Whoever skipped those explicit arguments just made it unnecessarily harder on yourself to learn this stuff. It's totally superficial. Adding the explicit arguments, as specified by the type signature, gives us
squareOn :: (Eq a, Num a) => [a] -> a -> a
squareOn = foldr (\x acc y -> if y == x then x*x else acc y) id
squareOn xs = foldr (\x acc y -> if y == x then x*x else acc y) id xs
squareOn xs y = foldr (\x acc y -> if y == x then x*x else acc y) id xs y
squareOn xs y = foldr g id xs y where { g x acc y | y == x = x*x
| otherwise = acc y }
squareOn xs y = (case xs of {
[] -> id ;
(x:xs2) -> g x (foldr g id xs2)
}) y where { g x acc y | y == x = x*x
| otherwise = acc y }
Now we can see everything in play here, as opposed to having to keep it all in mind. There is playing chess, and then there's playing blindfold chess, and why play it blindfolded if you can just see?

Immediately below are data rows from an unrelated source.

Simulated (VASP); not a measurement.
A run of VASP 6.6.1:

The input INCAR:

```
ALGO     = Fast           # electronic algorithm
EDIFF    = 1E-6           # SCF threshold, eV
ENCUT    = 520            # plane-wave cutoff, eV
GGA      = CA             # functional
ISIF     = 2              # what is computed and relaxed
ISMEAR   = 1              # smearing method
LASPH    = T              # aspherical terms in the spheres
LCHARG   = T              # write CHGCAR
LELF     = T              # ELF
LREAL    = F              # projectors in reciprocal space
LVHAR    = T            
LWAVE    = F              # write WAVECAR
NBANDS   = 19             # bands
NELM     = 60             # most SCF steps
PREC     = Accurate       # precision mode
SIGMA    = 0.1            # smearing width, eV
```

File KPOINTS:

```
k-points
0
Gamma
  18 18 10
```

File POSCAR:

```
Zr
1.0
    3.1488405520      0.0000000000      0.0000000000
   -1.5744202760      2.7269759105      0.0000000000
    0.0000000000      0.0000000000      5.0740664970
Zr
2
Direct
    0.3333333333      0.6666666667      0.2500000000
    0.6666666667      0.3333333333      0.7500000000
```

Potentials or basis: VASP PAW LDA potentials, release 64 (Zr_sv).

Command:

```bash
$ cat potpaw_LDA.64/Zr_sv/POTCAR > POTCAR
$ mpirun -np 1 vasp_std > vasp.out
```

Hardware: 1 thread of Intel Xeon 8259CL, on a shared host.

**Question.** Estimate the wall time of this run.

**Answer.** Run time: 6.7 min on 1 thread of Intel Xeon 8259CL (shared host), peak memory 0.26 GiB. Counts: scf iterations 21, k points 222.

So now it becomes obvious that passing that y
around(*) from call to call unchanged actually has no purpose here, because it is the same y
, and it is already in scope:
squareOn xs y = (case xs of {
[] -> y ;
(x:xs2) -> g x (foldr g y xs2)
}) where { g x acc | y == x = x*x
| otherwise = acc }
which simplifies back as just
squareOn xs y = foldr g y xs where { g x acc | y == x = x*x
| otherwise = acc }
{- cf.
squareOn xs y = foldr g id xs y where { g x acc y | y == x = x*x
| otherwise = acc y } -}
And to be pointlessly short and pointfree, like your original code,
squareOn = flip (foldr g) where { g x acc | y == x = x*x
| otherwise = acc }
Or it could be simplified to
squareOn xs y = case xs of {
[] -> y ;
(x:_) | y == x -> x*x ;
(_:xs2) -> squareOn xs2 y }
and further to a worker/wrapper with nested unary worker, whichever is clearer for you.
Passing the unchanged quantity around to have it in scope is only really needed in languages without nested scope, like Prolog.
(*)(so that explanation in full, which you asked for, about how this technique works, is actually in the linked answer).